Embracing change the key to resilience

 

A positive approach to organisational culture can be the difference between a flourishing and a floundering business. The ability to be a chameleon and adapt to varying surroundings is the key to successful organisational resilience. Ken Parry, the director at the Bond University Centre of Leadership, gives insight on the importance of resilient workplace culture and those that embrace change rather than fear it.

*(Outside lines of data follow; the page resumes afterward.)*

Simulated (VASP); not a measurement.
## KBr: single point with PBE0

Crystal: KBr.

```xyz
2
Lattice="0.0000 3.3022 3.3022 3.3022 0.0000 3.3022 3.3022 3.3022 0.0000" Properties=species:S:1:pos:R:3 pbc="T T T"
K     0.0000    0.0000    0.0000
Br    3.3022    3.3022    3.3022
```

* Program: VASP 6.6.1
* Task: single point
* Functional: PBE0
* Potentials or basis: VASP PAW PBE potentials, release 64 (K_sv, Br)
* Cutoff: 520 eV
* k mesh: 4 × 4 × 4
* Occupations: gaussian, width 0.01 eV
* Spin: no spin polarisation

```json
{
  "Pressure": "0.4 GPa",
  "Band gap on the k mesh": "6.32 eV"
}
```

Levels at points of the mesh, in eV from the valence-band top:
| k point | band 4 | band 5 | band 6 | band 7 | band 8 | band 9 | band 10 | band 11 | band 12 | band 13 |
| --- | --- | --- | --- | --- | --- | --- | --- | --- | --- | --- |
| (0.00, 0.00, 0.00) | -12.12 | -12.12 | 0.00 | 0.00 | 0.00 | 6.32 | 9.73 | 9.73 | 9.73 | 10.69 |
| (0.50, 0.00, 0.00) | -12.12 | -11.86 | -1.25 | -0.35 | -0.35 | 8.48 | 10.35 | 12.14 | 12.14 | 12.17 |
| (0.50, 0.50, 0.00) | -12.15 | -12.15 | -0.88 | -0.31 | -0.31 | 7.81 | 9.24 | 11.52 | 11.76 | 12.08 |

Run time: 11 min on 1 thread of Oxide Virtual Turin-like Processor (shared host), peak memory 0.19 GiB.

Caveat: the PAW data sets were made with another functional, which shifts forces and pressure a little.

Can you explain personal and organisational resilience and how these inter-relate?
 
Resilience is the ability to bounce back from adversity. A resilient organisation is full of resilient people. To be a resilient organisation, managers need to remove the impediments to people doing their job and being innovative. If there are too many rules administration, meetings, policies and systems, then good people are hamstrung and unable to let their creativity flourish.  The organisation will suffer. The organisation will not be able to bounce back from the adversity that inevitably will befall it. Other impediments that resilient organisations can remove are precedent, internal competition, hierarchy and procedures. These things are necessary, but too much of them will hinder resilience.
 
How can managers encourage their organisations to flourish in times of constant complex change?
 
Keep a positive vibe about the organisational culture. Don’t fall into the vicious downward cycle of low resilience. Tell good stories. Managers can examine scenarios of what might happen. They must look at these scenarios before change occurs as well as planning how they might respond to damaging change. Managers must always look to a better future - for the organisation and for the people in that organisation. Do not participate in hallway gossip and whinging. Managers can show their people how to bounce back. There is another concept that has been around for a while — work-life balance. If managers are aware of how this operates in real-life situations, and can let their organizations systems foster this sense of balance, then organisations will be full of more resilient people.
 
How does the way in which an organisation responds to change affect morale?
 
All change results in low morale. We know that intuitively, and the research confirms this. Let’s come out and acknowledge that. Therefore, the leadership that is displayed by managers can compensate for this very necessary and inevitable damage to morale. Managers must always concentrate on identifying how the change will benefit the organisation and the individual.
 
Can you explain Schein’s mechanisms by which leaders can change culture and how these can be implemented in SME?
 
Some things you cannot change. Some people do not have the formal authority to change organisational structure and design or the physical design of buildings. Some systems and procedures are prescribed by law and therefore cannot change. But managers can change the ways that they respond to key events. They must always ask about the story that people will tell of the way in which they responded to change incidents. If the story is one of impotence and emasculation, metaphorically, then the organisation will be doomed to low resilience. If the story is one of transcendence and empowerment, then the organisation will be more resilient. The stories that managers tell are also important. The criteria by which managers give rewards and allocate punishments determine whether people will be resilient or will succumb.
 
What positive influences can embracing change have on an organisation, and how can you advise people on implementing strategies to deal with it?
 
Embracing change will change the attitude of the organisation. When we continue to see change as a problem, we will always have a negative attitude toward it. If we love change and welcome it and see it as inevitable, then our attitude will become positive. Look forward to the new surprises that are in store. If we also remove the organisational systems that restrict our ability to bounce back, we will continue to be hidebound by negative attitudes to change.